Sketch Data Structures
Jun 9, 2015
Xing Lin
2 minute read

Tonight, I went to attend a local meetup event. The talk was given by a faculty from my own department, Jeff Phillips, an assistant professor working in the area of big data analysis. The topic of his talk is about sketch data structure - data structures which uses a much smaller amount of memory to summarize the represented data.This is a cool technique and I am very interested to learn more.

Sketch data structures are commonly used in the following three use cases.

  • frequent items, like IP addresses
  • distinct items (harder to do)
  • approximate distribution of items

And it is now also becoming popular to use sketches to represent matrixes and graphs

  • matrix sketch (hot)
  • graph sketch (new)

Here is a list of sketches Jeff talked in his talk.

  • reservoir sampling: keep k samples over a streaming items

    keep the first k items;  
    for j_th item where j>k, keep it at probability of k/j.  
    

Frequent items sketches
Assume we want to find top k frequent items

  • Misra-Gries sketch (under-count)

    initialize k counters = 0  
    for i_th item  
      if (we have a counter that is not 0 for this item)  
        increase the counter by 1  
      elsif (we have a counter that is 0)  
        increase the counter by 1 and assign this counter to this item  
      else  
        decrease all counters by 1  
    
  • spacesaving sketch (over-count)

    initialize k counters = 0  
    for i_th item  
      if (we have a counter that is not 0 for this item)  
        increase the counter by 1  
      else  
        find the counter with minimal value;  
        increase the counter by 1 and assign this counter to this item  
    

Two generic sketches to estimate frequency of any item

  • count-min sketch (over-count, report minimal value, support substraction)

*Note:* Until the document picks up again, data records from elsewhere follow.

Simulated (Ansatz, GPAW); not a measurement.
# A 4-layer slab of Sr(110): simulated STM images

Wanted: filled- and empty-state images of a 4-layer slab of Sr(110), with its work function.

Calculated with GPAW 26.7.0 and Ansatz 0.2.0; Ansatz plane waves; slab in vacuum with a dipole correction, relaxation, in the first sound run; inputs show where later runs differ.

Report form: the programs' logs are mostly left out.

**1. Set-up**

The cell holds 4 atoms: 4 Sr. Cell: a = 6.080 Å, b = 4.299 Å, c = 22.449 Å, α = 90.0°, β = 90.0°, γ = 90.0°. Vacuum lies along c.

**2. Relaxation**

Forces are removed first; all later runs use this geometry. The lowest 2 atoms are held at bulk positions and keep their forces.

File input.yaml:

    initialize a two-dimensional t*k array of counters  
    pick t independent hash fuctions  
    for i_th item  
      foreach hash function h  
        increase the counter of h(item)  
    
    for any item, report the minimal value of h(item) as the estimation of 
    its frequency
    
  • count sketch

    initialize a two-dimensional t*k array of counters  
    pick t independent hash fuctions h_1,...,h_t, each maps an item to {1,...,k}
    pick t independent hash functions s_1,...,s_t, each maps an item to {+1, -1}  
    for i_th item  
      foreach hash function h_i  
        h_i(item) += s_i(item) 
    
    for any item, report the median value of h(item) as the estimation of 
    its frequency
    

Count sketch: “Finding Frequent Items in Data Streams”, Moses Charikar, Kevin Chen and Martin Farach-Colton, ICALP ‘02 Proceedings of the 29th International Colloquium on Automata, Languages and Programming.